The Curious Case of Benjamin Button - A Review
Directed by David Fincher
Written by Eric Roth (story by Robin Swicord and Roth)
Starring Brad Pitt, Cate Blanchett, Tilda Swinton, and Taraji P. Henson
Running time 166 minutes
2008
Do you learn more about yourself when you’re alone or when others surround you? Is it how you act in a crowd, or how you act when it’s all up to you?
I’d say the answer is neither…and both.
Introspection is something I do extremely often. The hours spent staring at the darkness before sleep is fraught with wide-ranging emotions. The nights out with friends where you second-guess life directions subconsciously as you tear into a case of cheap beer and laugh about growing up.
I suppose it’s a constant, evolving process.
Benjamin Button did both – but he did most of his learning alone.
This is an appropriate comparison: I thought a lot about Forrest Gump when I watched David Fincher’s The Curious Case of Benjamin Button. Forrest did most of his learning alone, too.
Forrest and Benjamin are tragic characters in many ways, but lovely, wonderful ones in more. Forrest perhaps lived the most American tale ever told; Benjamin lived the most unique.
Benjamin’s mother dies in childbirth, and his father sees his son for the first time and is horrified. The baby is a miniature, frail, and crippled being. In a truly horrifying act of fright and confusion, the father nearly murders poor Benjamin. In a slightly less horrifying act, he ultimately abandons the baby on the front steps of what would turn out to be a home full of visitors full of love (also reminiscent of Gump).
The gist of the story is simple: Benjamin ages from old to young. It’s (literally?) a coming of age story.
I never read the F. Scott Fitzgerald story that this is adapted from, but I may seek it out. The script (written by Eric Roth – one of the finest screenwriters of this generation and also penned the adaptation for Gump) is multi-dimensional in that it is telling a quirky story with plenty of drama and humor and even some suspense while encompassing love, morality, and mortality.
It’s important to note that Benjamin never sheds a tear in this film. I view this as a testament to the solitude he found himself in so many times. Being alone hardens you overtime. Benjamin is a hopeless romantic, is driven by his dreams to explore, but was given a full deck of cards (with respect to life). Forrest Gump, on the other hand, was wholly innocent. He was pure. Benjamin goes to a brothel, readily admits to courtships with beautiful women when he is the prime physical condition of his life, and understands the hardened human condition (he makes one of the hardest decisions a human could probably ever make towards the end of the film – though perhaps the most responsible).

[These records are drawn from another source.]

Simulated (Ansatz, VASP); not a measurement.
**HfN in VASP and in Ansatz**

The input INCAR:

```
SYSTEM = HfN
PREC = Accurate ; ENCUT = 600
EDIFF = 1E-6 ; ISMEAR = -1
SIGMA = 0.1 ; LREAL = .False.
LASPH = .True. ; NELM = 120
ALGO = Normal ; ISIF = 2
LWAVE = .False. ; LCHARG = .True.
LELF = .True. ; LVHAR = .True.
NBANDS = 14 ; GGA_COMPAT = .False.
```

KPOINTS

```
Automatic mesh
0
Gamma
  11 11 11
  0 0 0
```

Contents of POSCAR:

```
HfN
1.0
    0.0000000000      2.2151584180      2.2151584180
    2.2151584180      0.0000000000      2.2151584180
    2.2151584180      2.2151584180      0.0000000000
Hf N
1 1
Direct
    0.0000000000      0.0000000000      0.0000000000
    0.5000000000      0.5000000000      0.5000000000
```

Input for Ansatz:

What Pitt brings to this picture is innumerable. He perfected the patented Tom Hanks staring-into-the-distance-in-deep-contemplation expression. He can emote with subtle eye movements and minor nods of the head. I’d be remiss to not acknowledge that – like a Clint Eastwood or a Paul Newman or now a Tom Hanks or even a George Clooney – Pitt gets to add his own seal to the performance. His charm, his laugh, his persona is being sold. Only the greats can get away with that. He does.
He has two major counterparts, however. Tilda Swinton – in another small, biting role – plays a once-ambitious woman he first experiences love with and Cate Blanchett – his true love. Swinton and Blanchett are both stunningly able and attractive and are engrained in the small community of Hollywood females that I would say Kate Winslet leads that are smart, extremely talented forces of acting brilliance.
Fincher presents this tale to us in such a reasonable and responsible manner it’s hard to believe he gave us the great-but-gritty Fight Club and Se7en. F. Scott Fitzgerald is certainly not known for wholesome tales, and this story has sex, war, booze, and foul language. Fincher and Roth present a PG-13 film that, I’d imagine, will help many teens find some understanding in their confusing lives (which is what Gump would do for me when I was in high school).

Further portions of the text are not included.